As Love is published in Britain, the author talks to Norwegian Arts about parenthood, poetic prose and her terror of being translated.

Hanne Ørstavik (Photo: And Other Stories)

How did you arrive at the story of Vibeke and Jon?

The story of Vibeke and Jon began on several levels. Deep down, it all started with me having a child myself. I had a daughter, and when I stood there holding her in my arms, I felt unbelievably helpless. How can I be sure she knows that I love her? You can say it literally, of course, but how can I really know that she feels it? This question was so endlessly despairing to me – and this was the undercurrent of my need to write that book. What is love?

The story also begun at a very concrete level: I saw a picture of a house in Finnmark where I grew up. In Finnmark, all the houses were burned down when the Germans withdrew during the Second World War, so there are all new pre-fabricated type houses up there, located out in the terrain. I saw a picture of a typical house of that kind, and something appeared to me: through the writing, I had to enter that house – and maybe there would be someone inside in need of help? In need of being seen?

The entire book is written in the present. As a writer, I never knew what was going to happen in the story. It is written with an enormous horror. I have put into the book all the most terrifying things I could imagine – a funfair, for example. I think funfairs are one of the scariest things to be found. While writing the story, I constantly had an underlying sense of danger. That fear can certainly be interpreted and understood in many ways, but writing that novel felt like being in a horror movie where I followed the camera into a new room – where I was waiting to see what happened next.

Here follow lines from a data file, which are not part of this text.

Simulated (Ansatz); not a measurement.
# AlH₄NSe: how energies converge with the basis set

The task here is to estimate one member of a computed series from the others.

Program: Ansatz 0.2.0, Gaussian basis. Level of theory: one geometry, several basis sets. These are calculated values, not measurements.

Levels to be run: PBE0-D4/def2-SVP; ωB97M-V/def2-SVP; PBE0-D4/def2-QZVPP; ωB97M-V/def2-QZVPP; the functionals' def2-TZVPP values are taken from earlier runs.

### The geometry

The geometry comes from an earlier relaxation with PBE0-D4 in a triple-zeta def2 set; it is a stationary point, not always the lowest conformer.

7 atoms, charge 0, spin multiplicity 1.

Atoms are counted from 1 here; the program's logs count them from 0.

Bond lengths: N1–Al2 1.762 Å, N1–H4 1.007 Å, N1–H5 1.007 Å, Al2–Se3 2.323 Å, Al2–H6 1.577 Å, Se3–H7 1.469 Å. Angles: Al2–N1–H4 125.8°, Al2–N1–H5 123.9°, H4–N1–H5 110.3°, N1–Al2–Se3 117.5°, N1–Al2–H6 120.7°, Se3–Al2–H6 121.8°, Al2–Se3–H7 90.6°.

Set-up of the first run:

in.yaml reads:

Love by Hanne Ørstavik (Photo: And Other Stories)

Despite the title, it seems as if the book is about the absence of love. Where do we find love in this story?

That is precisely the question the book is asking. I do not really have an answer to it, but I think the novel somehow activates or unsettles many of the things we take for granted – like what the love between a mother and a child may look like. Love was recently published in Italy, where la mamma plays a huge role in the family and the love to one’s mother is great. In Italy, it is almost taboo to say that is it not a matter of course that a mother has access to a warm and vibrant tenderness within her. The novel also touches on the longing for love – after all, both Vibeke and Jon are longing for love.

Hanne Ørstavik (Photo: And Other Stories)

The story is told from both Vibeke and Jon’s respective points of view. Did you have a thought behind structuring the narrative in this way?

Yes, I did. It started with the fact that I came from writing two short prose novels where the text is like a picture on each page, with relatively little text on each – no long and continuous prose. Those texts were almost more like poetry. The novels were made more by the reader drawing the line between the different pictures – like a dot drawing where you draw the line between each point to create an image. I thought I was always going to write short prose novels; that this was my destiny in the world.

When I started writing Love, I realized that I wanted to expand the room, and I knew it had to be done by telling the story from two heads. At first, I had them separated on every other sheet, but then I saw that it did not work well to have them separated. When I put the text paragraphs together, it worked. There was something about that change, that rhythm, that somehow created a tension in the text.

You have translated books, including Marguerite Duras’ The Places. What is it like putting one’s own text in the hands of a translator?

I think it is awful to have my books translated – it is absolutely horrible. The language in Love is in a way easier to translate, but my later books work much more with sound, rhythm and tone – their language is more poetic. Being translated is terrifying. I am very grateful for it, but at the same time, it hurts. After all, the translated words are no longer the ones I chose myself.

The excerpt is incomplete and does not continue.